Now when I claim I can't play a musical instrument, that's not strictly true. In Carmarthen carnival, 1976, my friends and I paraded the streets performing with our kazoo band. Our rendition of In The Mood was nothing short of phenomenal and the evening ended with a rousing Tequila where we downed a short at the end of each chant. The kazoo never worked properly after that even after I cleaned the vomit out of it.

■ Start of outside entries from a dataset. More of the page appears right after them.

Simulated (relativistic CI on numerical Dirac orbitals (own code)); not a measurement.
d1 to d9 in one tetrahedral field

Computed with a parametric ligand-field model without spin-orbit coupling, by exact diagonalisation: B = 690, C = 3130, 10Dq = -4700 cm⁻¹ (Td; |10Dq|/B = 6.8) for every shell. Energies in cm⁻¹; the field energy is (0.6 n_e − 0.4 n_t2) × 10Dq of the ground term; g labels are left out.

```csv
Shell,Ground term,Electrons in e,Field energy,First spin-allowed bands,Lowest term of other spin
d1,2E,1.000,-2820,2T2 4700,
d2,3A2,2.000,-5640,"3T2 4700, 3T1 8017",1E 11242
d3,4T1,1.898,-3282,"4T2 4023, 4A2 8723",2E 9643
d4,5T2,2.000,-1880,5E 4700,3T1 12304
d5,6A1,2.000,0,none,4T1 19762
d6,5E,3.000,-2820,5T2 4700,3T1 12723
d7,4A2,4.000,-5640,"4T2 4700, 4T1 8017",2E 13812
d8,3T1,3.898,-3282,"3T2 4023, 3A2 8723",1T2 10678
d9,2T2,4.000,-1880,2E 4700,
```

The one instrument I have always yearned to play is the guitar. I nagged and nagged for lessons as a child and sure enough one day the nagging paid off and my father took me to lessons with a man called Don from Gorslas. Now it seems that Don used to play in a band in the early 60s and I even had a copy of their one hit in my radiogram at home. I was genuinely excited. First lesson, Don takes me into his living room, shows me how to hold the guitar, proceeds to draw three chords on a piece of paper (G D7 and C) and then tells me to practise for three hours. He then joins my father in the bar. It turns out the reason Don had been specifically selected for my lessons was due to the fact that his post rock star career was as a pub landlord. As a result, my father had a free pass every Tuesday night to spend 4 hours or so in the pub while leaving me, tongue contorted, practising away in isolation in a back room with no advise whatsoever. This continued for a couple of years and the only thing that changed from the description I have given in subsequent weeks was the list of chords i was given in the opening seconds before the disappearance into the bar. I suppose though that I should be grateful that I survived the 20 mile drunken drives home every week. Anyway, as a result of all of this, I developed a particular style of playing which was enthusiastic and distinctive and always resulted in bleeding fingers. I still have a vast repertoire of chords but I have no knowledge of how these could be combined. In the days before Internet tabs I was taught just four songs by Don (i.e. given the chord sequence) before he joined my Dad in the bar). These were Lily the Pink, Sloop John B, Wake up little Susie and best of all Johnny B Goode. Now as this list contains some of the greatest songs of all time, I can't complain.

The down side of this was that my lessons were put to good use by my elder sister who used to put on shows for my parents using me as a stooge. I vividly remember performing as Sonny to her Cher, Peters to her Lee and Abi Ofarim to her Esther. Thank God my family weren't rich enough to possess a Super 8 cine camera.